But the gains are overshadowed by the distance that electric cars still have to go—although more than 2 million EVs now travel the world’s roads, they only make up 0.2 percent of the total light-duty passenger vehicle share around the world. And the growth of the number of electric cars on the roads actually slowed in 2016 compared to 2015 (60 percent in 2016 versus 77 percent in 2015), leaving policy makers and sustainable growth advocates wondering how to continue to grow the global fleet to meet climate change mitigation goals.

Transportation makes up a significant portion of global greenhouse gas (GHG) emissions—14 percent globally according to a 2014 Intergovernmental Panel on Climate Change (IPCC) report. In the US, cars and trucks account for nearly one-fifth of greenhouse gas emissions.

The transportation sector is a stubborn one to clean up, too. An example can be found in California, where even as carbon-reducing policies have brought GHG emissions from the energy sector down to 20 percent, transportation still currently makes up 40 percent of the state’s emissions, according to recent statement from the state’s Public Utilities commissioner.

Alternative-fuel vehicles are important to hitting emissions goals, but the IEA report says that currently, there is not enough momentum behind plug-in cars without strong policies incentivizing adoption, like tax credits and zero-emissions vehicles lanes. Electric vehicles (including both battery electric and plug-in hybrid electric vehicles) “still have a long way to go before reaching deployment scales capable of making a significant dent in the development of global oil demand and greenhouse gas (GHG) emissions,” the IEA report states.

China is leading

The report (PDF) showed that China leapfrogged the US in 2016 to become the country with the most electric passenger vehicles. Although EVs only made up 1.5 percent of the country’s national fleet, more than 40 percent of the EVs sold in the world in 2016 were sold in China (twice as many as were sold in the US). The country also has 200 million electric two-wheelers, 3 million to 4 million low-speed electric vehicles, and more than 300,000 electric buses, none of which were counted in the IEA’s official EV numbers.

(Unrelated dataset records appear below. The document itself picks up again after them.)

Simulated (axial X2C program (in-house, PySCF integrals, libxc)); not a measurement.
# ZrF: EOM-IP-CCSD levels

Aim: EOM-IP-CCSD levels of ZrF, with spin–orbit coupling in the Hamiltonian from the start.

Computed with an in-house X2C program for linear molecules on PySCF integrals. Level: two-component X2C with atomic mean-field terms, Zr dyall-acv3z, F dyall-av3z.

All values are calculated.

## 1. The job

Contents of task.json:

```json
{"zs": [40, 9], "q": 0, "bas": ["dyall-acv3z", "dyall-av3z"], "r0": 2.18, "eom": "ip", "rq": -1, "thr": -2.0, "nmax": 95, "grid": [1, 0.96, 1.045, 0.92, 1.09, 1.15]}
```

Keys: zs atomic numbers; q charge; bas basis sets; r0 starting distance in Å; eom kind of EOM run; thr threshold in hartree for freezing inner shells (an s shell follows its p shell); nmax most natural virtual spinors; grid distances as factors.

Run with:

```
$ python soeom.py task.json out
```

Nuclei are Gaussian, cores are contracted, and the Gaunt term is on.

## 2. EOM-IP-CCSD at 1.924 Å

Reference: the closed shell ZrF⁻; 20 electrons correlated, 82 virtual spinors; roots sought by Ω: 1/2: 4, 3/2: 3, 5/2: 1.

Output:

Scandinavian and northern European countries have the most EVs on the road when it comes to market share, however. “With a 29 percent market share, Norway has incontestably achieved the most successful deployment of electric cars in terms of market share, globally,” the IEA wrote. The Netherlands follows with 6.4 percent EV market share, and 3.4 of Sweden’s cars are electric.

EV adoption isn’t a given

All of those countries have policies to foster EV sales, and 2016 showed that if certain incentives are taken away, sales falter. Such a scenario played out in the Netherlands where tax incentives were gradually phased out for Plug In Hybrid Electric Vehicles (PHEV), which dropped PHEV sales by 50 percent. Battery electric vehicles (BEVs), however, weren’t affected by the tax and sales grew by 47 percent.

In Denmark, too, the country started reinstating registration taxes after years of exemptions for EVs and ended some government procurement programs. As a result, the country saw a 68 percent drop in electric car sales in 2016. New Danish incentives will be added this year, however—the country will begin offering a purchase tax rebate on EVs based on battery capacity—which ought to produce an interesting data point to next year’s report.

So if EVs can’t compete with internal combustion engines on price, then what’s the good of offering government incentives to buy them? The IEA argues that, with enough support, the technology to build EVs will become economical for auto manufacturers to build and car buyers to buy without support. “A supportive policy environment enables market growth by making vehicles appealing for consumers, reducing risks for investors and encouraging manufacturers willing to develop EV business streams on a large scale to start implementing them,” the agency wrote. The most effective incentives, according to recent research, minimize the premium associated with purchasing an EV, and show the buyer a total cost of ownership lower than that of an internal combustion engine.

The IEA recommends that as electric vehicles reach cost parity with ICE vehicles, “governments will need to gradually revise their approach to electric car support, phasing out incentives in cases where BEVs and PHEVs actually rival ICE costs,” although health-related taxes could remain in place for ICEs. The agency wrote that it expects this to happen around 2030 “where fuel taxes are estimated to be high and vehicle attributes (namely power) more favorable to electrification than in other regions.”

Scale is key

Governments that want to meet a 2° scenario (as described by the Paris Agreement, where global temperature doesn’t rise more than 2°) want to induce a virtuous cycle where manufacturers can drop the price of EVs because enough EVs are being purchased. The primary contributor to the higher cost of EVs over internal combustion engines is the car’s battery.

The report cites Department of Energy (DOE) estimates on how scale affects battery price. A 100 kWh battery pack will experience a drop in production costs by 13 percent when production volumes increase from 25,000 units to 100,000 units. Manufacturers making more than 200,000 battery backs per year are expected to be able to produce them for $200/kWh or less. Increasing a battery pack size from 60kWh to 100kWh would also similarly reduce costs by 17 percent per kWh. (For context, a recent McKinsey & Company survey found that 100kWh battery packs are now being produced by most manufacturers for $227/kWh and need to fall to $100/kWh to compete with internal combustion engines.)

This is part of the economics that made Tesla so eager to build its Gigafactory in Nevada and start producing car batteries as well as stationary storage batteries. The company has claimed that it produces batteries for $190/kWh. Other companies like Daimler are following suit, too.

The IEA looked at the various targets recently announced by EV manufacturers (Telsa aims for 1 million cars on the road by 2020, Ford has promised 13 new EV models by 2020, etc) and found that the total stock of EVs could fall anywhere between 9 million and 20 million by 2020. But it’s unclear that this will be enough to get us where we need to be in terms of reducing global emissions. In order to meet a 2° scenario, the IEA says, battery production will have to significantly increase out to 2025, and “would require the construction of roughly ten battery manufacturing facilities with the production capacity of the Tesla Gigafactory.”